Registration of companies

How is a company registered?

The following documents with the required fee must be submitted to the Registrar of Companies:

A memorandum of association in the required form authenticated by at least one subscriber.

Articles of association, unless it is intended that the company will exclusively use the model articles for that type of company.

Form IN01 Application to register a company. This form supplies prescribed information to the Registrar.

The formal approval of the name of the company (if required).

If everything is in order, the Registrar will issue a certificate of incorporation and place the company on the list of registered companies.

Is there a quick, cheap and easy way of getting my own company?

You should probably approach a company formation agent. These agents register and provide so called off-the-shelf companies. They register batches of companies with standard features, with them and their staff as the directors. The companies are kept dormant. On application from you they will change the name (if required), the registered office, and the directors. They will also make any other required changes. Unless something out of the ordinary is wanted the whole thing should cost less than a hundred pounds, plus the amount paid for the shares of course.

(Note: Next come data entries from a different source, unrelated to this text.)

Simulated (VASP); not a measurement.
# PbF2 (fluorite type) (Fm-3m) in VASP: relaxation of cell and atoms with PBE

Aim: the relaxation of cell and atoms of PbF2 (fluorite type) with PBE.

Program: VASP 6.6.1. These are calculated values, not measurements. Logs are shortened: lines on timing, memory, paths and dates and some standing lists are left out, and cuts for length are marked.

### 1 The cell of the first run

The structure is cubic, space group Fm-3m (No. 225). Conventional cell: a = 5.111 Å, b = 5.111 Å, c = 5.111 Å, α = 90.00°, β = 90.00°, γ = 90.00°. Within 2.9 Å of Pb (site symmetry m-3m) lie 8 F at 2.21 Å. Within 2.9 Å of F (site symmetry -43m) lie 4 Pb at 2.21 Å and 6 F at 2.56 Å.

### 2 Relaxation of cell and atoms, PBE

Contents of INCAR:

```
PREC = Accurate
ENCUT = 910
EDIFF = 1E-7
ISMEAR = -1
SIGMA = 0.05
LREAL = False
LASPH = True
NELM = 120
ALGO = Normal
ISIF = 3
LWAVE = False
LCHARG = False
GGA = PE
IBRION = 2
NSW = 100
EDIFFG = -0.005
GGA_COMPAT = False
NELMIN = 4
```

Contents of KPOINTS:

Is it possible to change a company's form of registration?

A company with a share capital still cannot re-register as a company limited by guarantee, and a company limited by guarantee still cannot re-register as a company with a share capital. Subject to complying with the correct procedures (which vary) the following are possible:

A private company (limited or unlimited) with shares can become a public company limited by shares.

A public company limited by shares can become a private company limited by shares.

An unlimited company can become a private company limited by shares or by guarantee.

A private company limited by shares or by guarantee can become an unlimited company.

A public company limited by shares can become a private unlimited company.

Can a company registered in England and Wales change its place of registration to Scotland?

No this is not possible, and neither can a company registered in Scotland change its place of registration to England and Wales. What you can do is register a new company in Scotland, then sell or transfer the first company's assets and business to it. Then the first company can be wound up or struck-off. Its name should then be available and the

Scottish company should be able to change its name to that of the first company.

Companies limited by shares

What are the essential features of a company limited by shares?

Around 97 per cent of companies are limited by shares. They are either PLCs or private companies limited by shares. The obvious point to make is that in the event of the company becoming insolvent the liability of the members for the company's debts is limited by the amount of the shares that they hold. Their shares become worthless and they must pay up any unpaid sums on the shares, but that is the limit of their liability.

The fact that there are shares means that there is the prospect of the members receiving dividends. There is a lot of law about shares, share capital and dividends, and the provisions of the articles will be very relevant. Table A is the model set of articles for a public or private company registered before 1st October 2009 that is limited by shares. New model articles took effect from 1st October 2009 for companies registered from that date. From 1st October 2009 there are separate model articles for public companies and for private companies limited by shares.